From colonial times, American artists have been drawn to Europe to study. This trek across the ocean continued until the advent of WW I. Until the Revolutionary war, most American artists studied in London, but along with the break with England came a break with English influence in American art. Paris became the place to go to learn to paint, though Munich and Dresden in Germany sometimes drew Americans into their circle of influence. During the early part of this century, though the Ecole des Beaux-arts and the Academy Julian continued to attract American students, one man alone probably had greater influence upon American artists than all these hallowed halls of academic art combined. His name was Henri Matisse.

Often, as in the case of Marguerite Thompson, the American artist/student, sojourning to Paris during the first decade of this century, initially intended to study at the Ecole des Beaux-arts. However with the Avant-garde exhibits blooming like Paris in the springtime, the lure to the Fauves, or Cubism, was often irresistible. And it was Matisse that attracted them like flies to honey. Among the American flies were Alfred H. Maurer, Arthur B. Carles, Patrick Henry Bruce, Henry Lyman, and Miss Thompson. Typically, they often met Matisse for the first time though their friendship with Americans Leo and Gertrude Stein. Though often they also flirted with other French art titans such as Picasso and Delaunay, inevitably it was Matisse and his Fauvist, expressionistic colors that captivated them and sent them back to America after a few years with irrational, bold, shocking, primary colors leaping from their palettes.

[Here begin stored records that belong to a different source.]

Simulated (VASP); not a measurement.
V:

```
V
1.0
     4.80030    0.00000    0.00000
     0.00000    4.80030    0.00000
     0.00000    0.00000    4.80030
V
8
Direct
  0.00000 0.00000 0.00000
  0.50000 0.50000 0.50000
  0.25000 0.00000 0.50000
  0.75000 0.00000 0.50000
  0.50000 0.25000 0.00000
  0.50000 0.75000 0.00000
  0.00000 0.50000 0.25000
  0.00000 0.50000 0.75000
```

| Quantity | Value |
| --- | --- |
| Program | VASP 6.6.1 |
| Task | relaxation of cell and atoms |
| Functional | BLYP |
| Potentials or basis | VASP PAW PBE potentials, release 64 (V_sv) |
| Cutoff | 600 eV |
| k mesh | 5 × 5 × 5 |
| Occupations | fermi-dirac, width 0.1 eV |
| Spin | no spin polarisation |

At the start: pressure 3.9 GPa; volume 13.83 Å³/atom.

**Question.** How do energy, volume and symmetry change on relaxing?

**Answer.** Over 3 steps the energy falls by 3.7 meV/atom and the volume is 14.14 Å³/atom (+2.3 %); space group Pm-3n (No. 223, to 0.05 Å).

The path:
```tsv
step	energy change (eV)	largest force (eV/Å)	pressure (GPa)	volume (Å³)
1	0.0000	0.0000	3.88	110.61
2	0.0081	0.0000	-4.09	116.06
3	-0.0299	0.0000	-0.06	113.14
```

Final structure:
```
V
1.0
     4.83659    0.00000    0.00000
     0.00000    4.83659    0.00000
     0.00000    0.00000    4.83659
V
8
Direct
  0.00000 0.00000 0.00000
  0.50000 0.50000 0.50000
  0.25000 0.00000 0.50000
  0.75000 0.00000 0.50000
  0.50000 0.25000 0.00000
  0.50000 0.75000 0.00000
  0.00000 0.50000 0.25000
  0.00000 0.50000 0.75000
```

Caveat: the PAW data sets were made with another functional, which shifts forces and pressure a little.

Back in THIS country they met with mixed reactions. Some, like Carles and Maurer, fell into place in Stieglitz's 291 Gallery and went on to become strong, Modernist influences as Dada and Surrealism took hold. Henry Lyman mixed Matisse and Picasso along with collaged newsprint and wallpaper in his work to become a major force in establishing modern art in Philadelphia. Marguerite Thompson returned to her native California where she enriched her paintings of giant redwoods with Matisse's brand of decorative color. Others were not always so fortunate. Particularly Patrick Henry Bruce. He had left his home state of Virginia to study with Robert Henri in New York before being drawn to Paris, Delaunay, and Matisse. His work, perhaps more than all the others, reflected the genius of Matisse, Cezanne and the Paris Avant-garde. But after being forced to return home just before the war, his work tended toward flat, geometric patterns and lost the fresh spirit of his Paris masterpieces. Lacking both critical acceptance and sales, even after returning to Paris after the war, Bruce grew bitter and depressed. In 1936, he destroyed most of his work before returning to this country where, a few months later, he committed suicide.